Exhibit - Donald Brooks
 
overview 3 of 3
Julian Tomchin
Textile Designer
(Continued)

There are a lot of the really bad fabrics that don't contribute to making the body look beautiful. That was the time when glamour was the primary word and one of the things that was glamorous was beautifully drawn prints on fine fabric.

When you believed in a designer, you went out of your way for them, whether it was Brooks, Halston or Adolpho. You had to establish a relationship with them. Donald used to invite me to every one of his shows and I would sit in the front row.



There would be an assigned seat for me next to associates like Rubye Hennessy or Nina Hyde. There were other designers at the same time on Seventh Avenue that I worked for but not as strongly or as powerfully as I did with Donald. That's because of Donald's contribution.

A couple of designers on Seventh Ave. found this relationship to be productive and therefore were generous at all levels. They were Stan Herman, Leo Narducci, Sydney Wragge; Donald being number one on the list.
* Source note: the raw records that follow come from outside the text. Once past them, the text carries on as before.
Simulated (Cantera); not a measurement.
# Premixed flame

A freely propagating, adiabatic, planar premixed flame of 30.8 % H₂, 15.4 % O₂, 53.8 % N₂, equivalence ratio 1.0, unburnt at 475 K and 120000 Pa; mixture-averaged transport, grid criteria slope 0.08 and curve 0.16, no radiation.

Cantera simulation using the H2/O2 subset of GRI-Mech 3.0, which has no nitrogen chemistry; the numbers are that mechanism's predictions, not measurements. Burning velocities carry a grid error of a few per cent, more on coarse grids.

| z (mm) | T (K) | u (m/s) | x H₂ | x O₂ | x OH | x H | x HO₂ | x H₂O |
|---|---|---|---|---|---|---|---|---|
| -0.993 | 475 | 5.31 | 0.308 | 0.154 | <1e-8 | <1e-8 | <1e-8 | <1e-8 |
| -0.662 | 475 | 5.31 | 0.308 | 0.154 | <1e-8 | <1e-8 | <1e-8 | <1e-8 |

Chester Weinberg and Georgio di Sant' Angelo were others I worked with on a regular basis who were generous in sharing the credits. A magazine once called about credits and said they were having a fight with a designer because he did not want anybody to know that he bought fabric in America and would not use my name.

Donald was the sort of client who among other things trusted [others], so he took me with him wherever he went.

I went out to California and made him something that is used in Star! It's the black and white scene of Julie Andrews wearing a chiffon dress.

He took me with him when he went to Maidenform to do lingerie and I made three things every season he was there.